If North Korea collapses, millions of North Korean refugees will head to either China or South Korea.
China doesn't want them.
The reasons nobody want North Korea to collapse, and reunification to take place?
1) Although China would not have the German problem of retraining millions of people who have lived in an East Germann Stalinist system into a capitalist economy, they would still have to deal with millions of impoverished North Koreans, feeding them, training them, and trying to integrate people who are racially and culturally different from them into their society.
If North Korea falls, reunification with the South would produce a capitalist Korea complete with nuclear weapons and U.S. troops on China's border.
That is unacceptable to China to say the least. (and that is a classic understatement.)

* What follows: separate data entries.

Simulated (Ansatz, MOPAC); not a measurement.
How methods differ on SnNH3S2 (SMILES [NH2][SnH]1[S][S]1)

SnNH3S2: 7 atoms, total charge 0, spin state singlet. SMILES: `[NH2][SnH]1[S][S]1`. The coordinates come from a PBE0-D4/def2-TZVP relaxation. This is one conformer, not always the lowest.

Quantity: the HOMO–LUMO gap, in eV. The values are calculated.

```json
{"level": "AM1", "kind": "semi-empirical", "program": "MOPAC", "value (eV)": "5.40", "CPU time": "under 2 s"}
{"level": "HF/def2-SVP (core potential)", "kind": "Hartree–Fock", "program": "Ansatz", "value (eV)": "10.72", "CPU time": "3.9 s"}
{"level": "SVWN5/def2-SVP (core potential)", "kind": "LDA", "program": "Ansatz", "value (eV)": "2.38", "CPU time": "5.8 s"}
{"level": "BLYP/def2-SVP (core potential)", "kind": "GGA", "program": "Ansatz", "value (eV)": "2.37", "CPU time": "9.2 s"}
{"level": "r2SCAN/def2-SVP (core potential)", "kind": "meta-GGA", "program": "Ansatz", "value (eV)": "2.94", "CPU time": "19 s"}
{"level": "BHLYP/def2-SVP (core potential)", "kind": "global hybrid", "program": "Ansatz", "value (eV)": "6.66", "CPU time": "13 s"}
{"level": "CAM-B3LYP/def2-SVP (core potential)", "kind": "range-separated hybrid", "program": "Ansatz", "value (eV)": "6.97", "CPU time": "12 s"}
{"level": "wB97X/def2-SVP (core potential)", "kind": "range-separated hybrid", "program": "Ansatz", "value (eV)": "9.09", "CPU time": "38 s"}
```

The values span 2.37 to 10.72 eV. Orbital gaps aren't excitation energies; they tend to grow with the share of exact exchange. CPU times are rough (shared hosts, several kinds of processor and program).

2) Japan doesn't want that reunification either. A unified, nuclear Korea that still harbors hostility going back to Japan's colonization of Korea (when the Japanese actually outlawed the speaking of the Korean language on pain of death, and abolished Korean schools, replacing them with an educational system that taught Korean children the Japanese langauge, culture, customs, and the Japanese version of history) which lasted for half a century till the end of World War II would leave Japan with yet another new, powerful rivial that wold have anything but japan's best interests in mind.
3) The Russians don't want such a reunification, either. They also share a small border with North Korea, and everything I've already stated about refugees, and a new, powerful, nuclear-armed Asian neighbor would also hold true for Russia.
4) The United States would be faced with a whole new set of obligations in aiding the newly-unified Korea, including economic aid to deal with the situation and a far more complex and expensive situation in terms of the military situation in the region.
5) And finally, although they'll never say it out loud, South Korea doesn't want North Korea to fall.
If it does, there is the distinct possibility that North Korea could end up with one of it's old Stalinist-style generals in power, who would be even more of a pain in the ass than the three dictators that North Korea has been ruled by throughout it's existence. A real, live war could break out.
And as for the other alternative? Renification?
South Korea watched the reunification of Germany following the collapse of the Soviet Union, and the billions upon billions of dollars that Germany had to spend integrating the former East Germany into West Germany. South Korea is still trying to sort itself out as it is right now, let alone with the responsibility of the North Korean population and all that would entail.
So basically the bottom line is that all of these countries, China, Japan, Russia, the United States, and even South Korea, have a colossal dilemma. They don't like North Korea's regime, but they have a vested interest in not allowing that regime to fall in the name of their own interests.
That's just off of the top of my head, a result of being stationed there for a year, and seeing and hearing the realities of Korea.
Damned if they do, and damned if they don't, PeterD.
Damned if they do, and damned if they don't.